Polly Toynbee really doesn't understand how markets work
We’re told that the only solution to Britain’s housing woes is more social housing. Because, as Polly Toynbee tells us:
The market will never build enough homes, and certainly not enough “affordable” homes, as scarcity drives up prices. Rather than treating housing as something for the market to rectify, the state should start building more social housing. It already owns land aplenty, and doing this would be a double win: it would both help to solve the housing crisis and deflate house prices by introducing more social rent properties on to the market.
It’s entirely true that scarcity drives up prices. But that’s the very thing, higher prices gained for producing a greater supply, which calls forth the new supply which then lowers prices again. The only time this doesn’t happen is when there’s a monopoly supplier. Only a monopolist can, that is, prevent the new supply which brings prices back down again.
We do not have a monopoly housebuilder. Therefore the market, unadorned, would be entirely capable of producing more houses to take advantage of these higher prices. As it did in the 1930s, back the last time we actually had something approaching a free market in house building.
For the problem is that we do have a monopolist in the marketplace, the state. Which decides, and decides alone, who may build what where. If we see results that are akin to those of a monopoly - supply not rising as price does - then we should really be ascribing that result to the monopoly we see within the system.
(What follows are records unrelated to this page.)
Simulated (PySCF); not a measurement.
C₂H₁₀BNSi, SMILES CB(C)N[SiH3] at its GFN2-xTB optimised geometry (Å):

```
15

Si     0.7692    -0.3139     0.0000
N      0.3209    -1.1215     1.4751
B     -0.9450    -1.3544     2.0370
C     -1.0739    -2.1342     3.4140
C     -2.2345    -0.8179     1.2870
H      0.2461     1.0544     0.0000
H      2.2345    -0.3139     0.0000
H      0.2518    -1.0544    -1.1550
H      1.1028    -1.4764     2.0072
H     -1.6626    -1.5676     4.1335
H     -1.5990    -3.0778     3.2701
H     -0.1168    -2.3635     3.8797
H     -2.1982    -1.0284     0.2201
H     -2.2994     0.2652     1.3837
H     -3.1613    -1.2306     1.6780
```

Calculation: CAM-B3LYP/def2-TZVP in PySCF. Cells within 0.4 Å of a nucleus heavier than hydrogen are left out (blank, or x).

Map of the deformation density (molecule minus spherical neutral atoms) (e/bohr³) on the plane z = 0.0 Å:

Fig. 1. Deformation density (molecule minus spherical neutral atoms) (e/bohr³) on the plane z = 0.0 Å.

Free the market from those planning restrictions and watch housing become more affordable. As Polly does manage to grasp with social housing - more housing would reduce the price of housing. So, all we need to do is remove the monopolistic restrictions upon the housing market and we’re done.
That is, as we’ve pointed out before, abolish the Town and Country Planning Act 1947 and successors. We didn’t have this problem before that Act, we have done since, it is the Act itself causing the problem. The solution to housing is actually to have a free market in its provision.